The second and previous blog in this six part series (@ http://www.vamsitalkstech.com/?p=4670) discussed technical challenges with running large scale Digital Applications on traditional datacenter architectures. In this third blog, we will deep dive into Apache Mesos, a project that aims to abstract away various system resources – CPU, memory, network and disk resources to provide consuming digital applications with a giant cluster from which they can utilize capacity.
Introduction and the need for Apache Mesos..
This blog has from time to time discussed how Digital applications are a combination of several different and broad technology paradigms – Big Data, Intelligent Middleware, Messaging, Business Process Management, Data Science et al.
Almost every enterprise Datacenter typically has clusters of multi-varied applications installed. Most traditional datacenters have used either physical or virtual machines (VMs) as the primary runtime unit to run such applications. These VMs are typically provisioned based on application asks and have applications deployed onto them. These VMs then are formed into logical clusters which are essentially a series of machines serving a given business application in an n-tier architecture.
As load increases on these servers, more VMs are provisioned into the cluster and so on. The challenge with this traditional model is that it is fairly static in nature in the sense that machines are preallocated to run certain kinds of workloads (databases, webservers, developer servers etc). The challenge with Digital and Cloud Native applications are that scaling needs to happen dynamically. These applications present various challenges and headaches that call for the Datacenter to be software defined as we discussed in the last blog below.
Apache Mesos is a project created at the University of California at Berkeley in 2010. It aims to solve this challenge of scaling clusters in a unique manner. Mesos acts as a layer that pools between several complex n-tier application platforms that leverage capabilities such as Hadoop, Middleware, Jenkins, Kafka, Spark, Machine Learning etc.
Mesos is to act as a centralized cluster manager by pooling together all the physical resources of the cluster and making it available as a single reservoir of highly available resources for all the different applications (or frameworks) to utilize.
The adoption of Apache Mesos has been primarily in the web scale arena. Prominent users include Twitter, Airbnb, eBay, Yelp and Apple. There is increased acceptance in the enterprise Fortune 100 with Verizon signing on in 2015 to use a Mesosphere DC/OS (based on Apache Mesos) for datacenter orchestration.

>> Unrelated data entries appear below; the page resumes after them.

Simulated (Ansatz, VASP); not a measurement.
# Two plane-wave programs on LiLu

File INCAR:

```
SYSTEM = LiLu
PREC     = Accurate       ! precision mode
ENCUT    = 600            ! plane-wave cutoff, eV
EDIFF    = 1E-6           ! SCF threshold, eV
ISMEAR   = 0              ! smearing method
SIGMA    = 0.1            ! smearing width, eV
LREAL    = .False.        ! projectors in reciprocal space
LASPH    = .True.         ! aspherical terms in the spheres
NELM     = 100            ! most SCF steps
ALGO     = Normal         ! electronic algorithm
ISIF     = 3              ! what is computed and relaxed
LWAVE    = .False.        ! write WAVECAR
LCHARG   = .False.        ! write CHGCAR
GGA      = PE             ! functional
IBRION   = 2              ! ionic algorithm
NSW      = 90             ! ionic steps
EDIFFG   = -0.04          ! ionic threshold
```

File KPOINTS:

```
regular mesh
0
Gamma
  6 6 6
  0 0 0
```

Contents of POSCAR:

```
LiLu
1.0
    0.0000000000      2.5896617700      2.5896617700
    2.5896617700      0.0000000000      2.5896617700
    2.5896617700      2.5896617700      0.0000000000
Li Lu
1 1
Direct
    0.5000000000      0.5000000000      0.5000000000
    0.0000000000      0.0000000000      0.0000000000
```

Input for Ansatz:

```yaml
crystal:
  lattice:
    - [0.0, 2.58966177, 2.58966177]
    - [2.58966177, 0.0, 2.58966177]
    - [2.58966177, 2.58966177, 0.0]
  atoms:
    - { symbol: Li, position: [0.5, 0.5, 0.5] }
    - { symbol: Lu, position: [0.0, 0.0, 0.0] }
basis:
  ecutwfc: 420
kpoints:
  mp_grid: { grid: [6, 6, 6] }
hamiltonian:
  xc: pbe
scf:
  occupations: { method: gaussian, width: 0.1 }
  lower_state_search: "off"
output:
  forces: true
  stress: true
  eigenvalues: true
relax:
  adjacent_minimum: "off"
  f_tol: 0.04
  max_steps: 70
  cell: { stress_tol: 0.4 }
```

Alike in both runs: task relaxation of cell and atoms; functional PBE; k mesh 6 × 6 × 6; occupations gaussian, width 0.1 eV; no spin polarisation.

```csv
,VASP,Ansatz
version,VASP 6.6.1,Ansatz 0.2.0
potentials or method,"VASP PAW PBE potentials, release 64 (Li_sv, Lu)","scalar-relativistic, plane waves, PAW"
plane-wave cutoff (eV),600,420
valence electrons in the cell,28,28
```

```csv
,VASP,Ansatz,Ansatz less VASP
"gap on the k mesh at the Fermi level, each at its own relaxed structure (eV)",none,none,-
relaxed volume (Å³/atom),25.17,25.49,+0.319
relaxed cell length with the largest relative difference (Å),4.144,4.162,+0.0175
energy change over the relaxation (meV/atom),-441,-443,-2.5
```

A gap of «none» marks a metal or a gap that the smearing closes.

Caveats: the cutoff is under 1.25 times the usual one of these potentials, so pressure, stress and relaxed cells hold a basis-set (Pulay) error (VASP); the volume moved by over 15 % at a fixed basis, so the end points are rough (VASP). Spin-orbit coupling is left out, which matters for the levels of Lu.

The Many Definitions of Mesos..
At it’s simplest, Mesos is an Open Source Cluster Manager. It can be described as a cluster manger because it ensures that datacenter hardware resources are managed and advantageously shared among multiple distributed technologies – Big Data, Message Oriented Middleware, Application Servers, Mobile apps etc. Mesos also enables applications to scale with a high degree of resiliency, without having to bother about details of the underlying infrastructure.
The model of resource allocation followed by Mesos allows a range of constituents sys-admins, developers & DevOps teams to request resources (CPU, RAM, Storage) from a cloud provider.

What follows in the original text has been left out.